Former Central FC head coach Zoran Vranes is set to return to the international arena after agreeing to take charge of the Trinidad and Tobago National Under-23 Team for their Rio 2016 Olympics qualifying campaign.

Photo: Yugoslavia-born coach Zoran Vranes led Central FC to the 2014 First Citizens Cup title but subsequently stepped aside for Terry Fenwick to take over first team duties. (Courtesy Allan V Crane/Wired868)
Photo: Yugoslavia-born coach Zoran Vranes led Central FC to the 2014 First Citizens Cup title but subsequently stepped aside for Terry Fenwick to take over first team duties.
(Courtesy Allan V Crane/Wired868)

Vranes expects to be assisted by former Trinidad and Tobago international Reynold Carrington, who recently resigned his post as Point Fortin Civic head coach, ex-St Ann’s Rangers coach Gilbert Bateau and Rangers goalkeeping coach Nigel Neverson.

However, Vranes, who steered Trinidad and Tobago to the Egypt 2009 World Youth Cup, cautioned fans to be realistic about the journey ahead. And the Yugoslavia-born coach admitted he might not have accepted the job if he was aware of the time frame before the squad’s first competitive assignment.

The Under-23 “Soca Warriors” will start their campaign on 22 June 2015 in a Caribbean group in Puerto Rico. But Vranes claimed he was initially told that their Olympic qualifiers would start in August.

“If I knew (earlier) our qualifiers started in June, I would not have accepted,” Vranes told Wired868. “I had information that it was in August. I have a month to prepare the team but I will not say that we have no chance…
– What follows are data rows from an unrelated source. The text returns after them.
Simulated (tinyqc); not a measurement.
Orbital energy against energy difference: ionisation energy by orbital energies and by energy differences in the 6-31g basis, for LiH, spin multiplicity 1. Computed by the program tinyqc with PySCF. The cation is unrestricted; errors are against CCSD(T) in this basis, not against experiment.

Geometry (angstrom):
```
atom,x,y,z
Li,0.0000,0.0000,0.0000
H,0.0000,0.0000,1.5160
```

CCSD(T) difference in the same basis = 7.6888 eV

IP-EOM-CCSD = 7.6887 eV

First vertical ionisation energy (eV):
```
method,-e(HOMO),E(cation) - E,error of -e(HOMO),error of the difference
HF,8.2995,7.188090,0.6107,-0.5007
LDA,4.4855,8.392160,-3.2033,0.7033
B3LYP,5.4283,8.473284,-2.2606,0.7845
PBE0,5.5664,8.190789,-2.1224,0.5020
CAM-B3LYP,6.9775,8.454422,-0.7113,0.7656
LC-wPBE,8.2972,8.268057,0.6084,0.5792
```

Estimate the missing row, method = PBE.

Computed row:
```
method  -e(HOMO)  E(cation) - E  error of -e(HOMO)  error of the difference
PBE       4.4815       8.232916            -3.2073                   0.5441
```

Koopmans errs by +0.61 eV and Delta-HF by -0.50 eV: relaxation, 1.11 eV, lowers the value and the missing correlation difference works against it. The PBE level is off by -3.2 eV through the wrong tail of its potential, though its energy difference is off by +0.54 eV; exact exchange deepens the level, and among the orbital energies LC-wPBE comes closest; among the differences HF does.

“We made plans for August and tomorrow is the first day of training. But I was told today that (the Olympic qualifiers will start in) June. Now, I have to sit down to make new plans.”

Ironically, Trinidad and Tobago Football Association (TTFA) president Raymond Tim Kee is a member of CONCACAF’s Associated Championships Committee which is mandated to: “organise the associated competitions and Olympic Football Tournaments in compliance with the provisions of the regulations applicable to these tournaments.”

Photo: TTFA president Raymond Tim Kee (centre) gestures to an Ecuador player while Prime Minister Kamla Persad-Bissessar (right) has a word to her grandson before kick off of the FIFA Play Off second leg on 2 December 2014. (Courtesy Allan V Crane/Wired868)
Photo: TTFA president Raymond Tim Kee (centre) gestures to an Ecuador player while Prime Minister Kamla Persad-Bissessar (right) has a word to her grandson before kick off of the FIFA Play Off second leg on 2 December 2014.
(Courtesy Allan V Crane/Wired868)

Tim Kee’s presumed inside knowledge of the 2016 Olympic qualifying series seems to have been of little assistance to the current Under-23 squad.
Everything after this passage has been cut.